What does Trump’s energy policy mean for ESG investors?

22 January 2025

Peter Michaelis, Head of the Liontrust Sustainable Investment team, explores the pressing question: What does Trump’s energy policy mean for investors, in particular, as the new US Energy Secretary does not support 2050 net zero target?

The new US Energy Secretary will be Chris Wright, CEO of Liberty Energy, a US shale gas producer. The natural assumption is that he will do all in his power to encourage fossil fuel growth. The 30% rise in Liberty’s share price since his appointment supports this idea. It is tempting to put him in the category of climate change denial and being slavishly pro-hydrocarbon. His position is actually more subtle.

He does not deny climate change is an issue, just that it is of much less importance than the higher goal of delivering abundant, affordable energy for all. With universal cheap natural gas, he contends, energy poverty could be ended. The two million deaths each year associated with indoor air pollution from biomass cooking would be prevented. He also argues that the costs of climate change this century will be low and that adaptation costs are far smaller than the costs of transitioning away from fossil fuels. Therefore, he does not support a 2050 target for net zero emissions.

We think he has got this wrong. Even if we put aside scepticism about the Trump regime having global energy poverty reduction as a key goal, his argument is both short-sighted and underplays the uncertainty in the range of impacts from a warming world.

Emissions impact is cumulative, and climate change is inter-generational

2024 hit another extreme in global temperature rise – one that the climate models did not anticipate, particularly with regard to the rise in ocean temperatures. While it is hard to explicitly link individual weather events (or LA fires) to this warmer world, the broad view of scientists is that an Earth that retains more energy has more potential for extreme weather. In addition, climate change is an inter-generational issue. Saying that the effects this century will be limited and so no action needs be taken prioritises the current generation very much at the expense of those that will live in the 2100s. Carbon emissions are cumulative and there is a time lag in their impact (e.g. sea level rises from Greenland ice melting will take many decades to occur).

Renewable energy is already abundant and affordable

The other major flaw in Wright’s view is that it overlooks that renewable energy is already delivering on both goals of abundance and affordability. The learning curves of solar and battery manufacturing mean that these will continue to get cheaper as productive capacity grows – driving down the costs of providing energy without having to rely on fossil fuels. In addition, natural gas conversion into electricity is ~40% efficient, whereas solar is direct into electricity. It is for this reason that solar capacity in Texas, for instance, has grown nine-fold since 2019, to 19GW.

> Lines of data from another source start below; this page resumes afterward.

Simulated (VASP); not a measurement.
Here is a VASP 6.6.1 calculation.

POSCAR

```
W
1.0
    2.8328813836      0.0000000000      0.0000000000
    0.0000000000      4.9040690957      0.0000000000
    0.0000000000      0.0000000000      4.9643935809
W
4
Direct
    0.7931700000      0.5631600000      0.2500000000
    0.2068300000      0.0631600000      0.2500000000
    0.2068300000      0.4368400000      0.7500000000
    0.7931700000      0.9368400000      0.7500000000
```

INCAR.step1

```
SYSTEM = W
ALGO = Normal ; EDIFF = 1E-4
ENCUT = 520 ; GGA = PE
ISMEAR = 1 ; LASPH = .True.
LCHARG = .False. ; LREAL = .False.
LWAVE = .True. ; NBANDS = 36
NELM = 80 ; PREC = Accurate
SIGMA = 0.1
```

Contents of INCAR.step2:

We therefore believe that the new energy secretary will find it hard to change the growth trajectory of renewables, and the associated decline in the portion of electricity generation coming from fossil fuels.

As a reminder, during the last Trump Presidency coal-fired generation declined rapidly. We believe that our investments linked to energy generation and energy efficiency will perform well in the coming years, even in the US.